With Christmas just around the corner it is easy to get caught up with the excitement of Christmas presents and the anticipation of Christmas dinners to be eaten, and even easier to forget those principles that Christmas as we know it, was founded on; peace, love, generosity and joy.
Year on year it seems we become more selective on the meanings of these words, moulding them to fit our own desires, understanding joy as the pleasure of eating, generosity to mean over-indulging your nearest and dearest and peace to be the result of having a few nights of uninterrupted sleep. When in actual fact, Christmas is about a lot more than personal happiness and gain. It’s about unity, forgiveness and, most of all, selflessness.

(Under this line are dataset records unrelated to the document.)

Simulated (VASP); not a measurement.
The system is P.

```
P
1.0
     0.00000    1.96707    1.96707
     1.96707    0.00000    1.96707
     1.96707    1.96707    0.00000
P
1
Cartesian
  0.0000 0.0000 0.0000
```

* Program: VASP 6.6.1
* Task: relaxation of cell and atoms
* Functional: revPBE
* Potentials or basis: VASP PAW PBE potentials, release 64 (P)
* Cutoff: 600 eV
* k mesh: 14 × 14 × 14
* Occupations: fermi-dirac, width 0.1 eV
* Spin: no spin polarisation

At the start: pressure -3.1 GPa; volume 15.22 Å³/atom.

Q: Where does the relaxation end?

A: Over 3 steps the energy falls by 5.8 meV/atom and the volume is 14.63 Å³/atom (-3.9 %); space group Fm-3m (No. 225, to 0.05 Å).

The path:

Recently I finished reading Dickens’ much loved and much adapted classic, ‘A Christmas Carol’, and the message inside, although old, was clear; enjoy Christmas and embrace all aspects of it. Be kind, polite and friendly to everyone. Give what you can to those that most need and deserve it and love not only those you are close to but those you have cause not to be. Be selfless, be joyful, be merry. But despite the countless reproductions of Scrooge’s enlightenment the story’s fundamental message is being forgotten, or worse ignored. In fact it seems that we have re-branded Christmas, transforming generosity into greed, joy into jealousy and peace into impatience, whilst keeping the same label to kid ourselves that the whole charade is not a disgusting display of gluttony and selfishness. Christmas is now as much a cultural holiday, as it is a religious one with members of all faiths, or indeed no faith at all, celebrating it alike. But with this shift something has been lost in translation, the loving essence of Christmas, the part that made it so special to us in years gone by, has been diluted and I, for one, want it back. With three days left to go until the big day there is still time to embrace the beauty of Christmas. Be that visiting an elderly neighbour, giving to a local food bank, tipping that over-worked waiter or simply remembering that your personal Christmas festivities are not the only things that matter at this time of year and retaining politeness, kindness and patience.
If you fancy giving a good deed a go, here’s some inspiration;
- Find a Local Food Bank.
- Give someone a Christmas to remember.
- Help a homeless person
- Make a Community Christmas possible for those who would otherwise spend the festive period alone
- Missed the last post-date for Christmas? Why not send an E-card and donate to Great Ormond Street at the same time
And have a very Happy Christmas!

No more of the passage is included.